The size of the global cybersecurity workforce has reached a new peak of 5.5 million people, a 9% increase from 2022. But despite that rise, demand for cyber workers is still outpacing supply, according to a new workforce study released Tuesday.
The gap between the number of cybersecurity professionals needed and the supply of qualified personnel grew by nearly 13%, and 4 million new workers would be needed to close it, according to the annual workforce study by ISC2, a nonprofit member organization and provider of cyber training and certifications.
“The good news is more people are coming in,” Tara Wisniewski, executive vice president for advocacy, global markets and member engagement at ISC2, told Nextgov/FCW. “The bad news is we can't keep up with the pace.”
The Biden administration released a strategy focused on cybersecurity workforce issues in the United States over the summer, but as the latest report notes, a “perfect storm” of challenges has set a high-stakes backdrop.
Of the nearly 15,000 cyber professionals surveyed in the spring, 75% reported that they are seeing the most challenging threat landscape of the last five years. ISC2 used that data, along with third party and trending estimates, to gauge workforce numbers and gaps.
“Economic uncertainty, rapidly emerging technologies, fragmented regulations and ever-widening workforce and skills gaps” are “creating huge uncertainty for a profession whose role it is to protect global infrastructure and systems from attack,” the report says.
Nearly half reported staff cutbacks via either layoffs; hiring or promotion freezes; or budget cuts, although governments were one of the industries with the fewest cyber layoffs reported by respondents.
Respondents also reported insider threats and keeping pace with a changing regulatory environment around artificial intelligence, breach disclosure rules and more as big challenges over the last year. ISC2 included an ask for policymakers, regulators and lawmakers to harmonize regulations in the report.
Surveyed cybersecurity professionals also reported skills gaps around artificial intelligence—which nearly half of respondents admitted to having no or minimal knowledge about—along with cloud computing security and zero trust implementation.
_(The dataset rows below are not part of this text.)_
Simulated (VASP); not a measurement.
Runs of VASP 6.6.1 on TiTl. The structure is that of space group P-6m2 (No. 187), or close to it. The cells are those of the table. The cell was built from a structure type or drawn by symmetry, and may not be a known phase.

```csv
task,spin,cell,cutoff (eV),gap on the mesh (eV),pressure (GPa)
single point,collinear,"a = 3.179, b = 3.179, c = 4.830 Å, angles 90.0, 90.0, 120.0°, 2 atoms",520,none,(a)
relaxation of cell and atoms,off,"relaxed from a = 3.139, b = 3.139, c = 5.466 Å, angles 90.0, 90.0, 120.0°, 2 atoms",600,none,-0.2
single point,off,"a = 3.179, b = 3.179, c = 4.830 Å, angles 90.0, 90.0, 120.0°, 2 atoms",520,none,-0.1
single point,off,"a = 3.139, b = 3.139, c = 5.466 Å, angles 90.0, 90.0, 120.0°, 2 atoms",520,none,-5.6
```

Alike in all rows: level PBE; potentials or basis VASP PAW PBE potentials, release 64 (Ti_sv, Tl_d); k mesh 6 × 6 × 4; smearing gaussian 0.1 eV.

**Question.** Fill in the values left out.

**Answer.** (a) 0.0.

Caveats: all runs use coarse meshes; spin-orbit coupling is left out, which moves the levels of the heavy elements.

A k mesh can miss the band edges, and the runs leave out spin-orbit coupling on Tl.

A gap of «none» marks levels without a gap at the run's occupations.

With a growing need for more cyber workers, the report also included some insights on who is making it into the profession and how organizations are hiring. The field has historically been largely white and male.
There’s been a significant increase in people entering cybersecurity later in their career, as well as new entrants into the field being older than they were in previous years. Nearly half of the newest cyber workers were 39 or older, and only 21% under 30.
Cybersecurity workers with less than a year of experience are more likely to have a bachelor’s degree in cybersecurity and less likely to have gotten their start in IT, according to the report.
Despite the rise of cybersecurity degrees, a majority of respondents—70%—said that they valued entry-level experience over having a degree when asked what qualifications add up to an ideal candidate for the field.
Still, only 37% reported actually de-emphasizing technical degrees and certifications for new hires as a way to address workforce shortages. Doing so would align with a push to skills-based hiring included in the White House strategy, where employers vet for certain skills and aptitudes instead of checking for experience or educational attainment.
“There’s a lot of inconsistency on hiring practices,” said Wisniewski of the discrepancies, although she noted that “the conversation about, ‘Do you really need a degree to do that?’ is picking up some steam.”
As for the impact, “the escalating challenges facing cybersecurity professionals underscore the urgency of our message: organizations must invest in their teams, both in terms of new talent and existing staff, equipping them with the essential skills to navigate the constantly evolving threat landscape,” said ISC2 CEO Clar Rosso in a statement. “It is the only way to ensure a resilient profession that can strengthen our collective security.”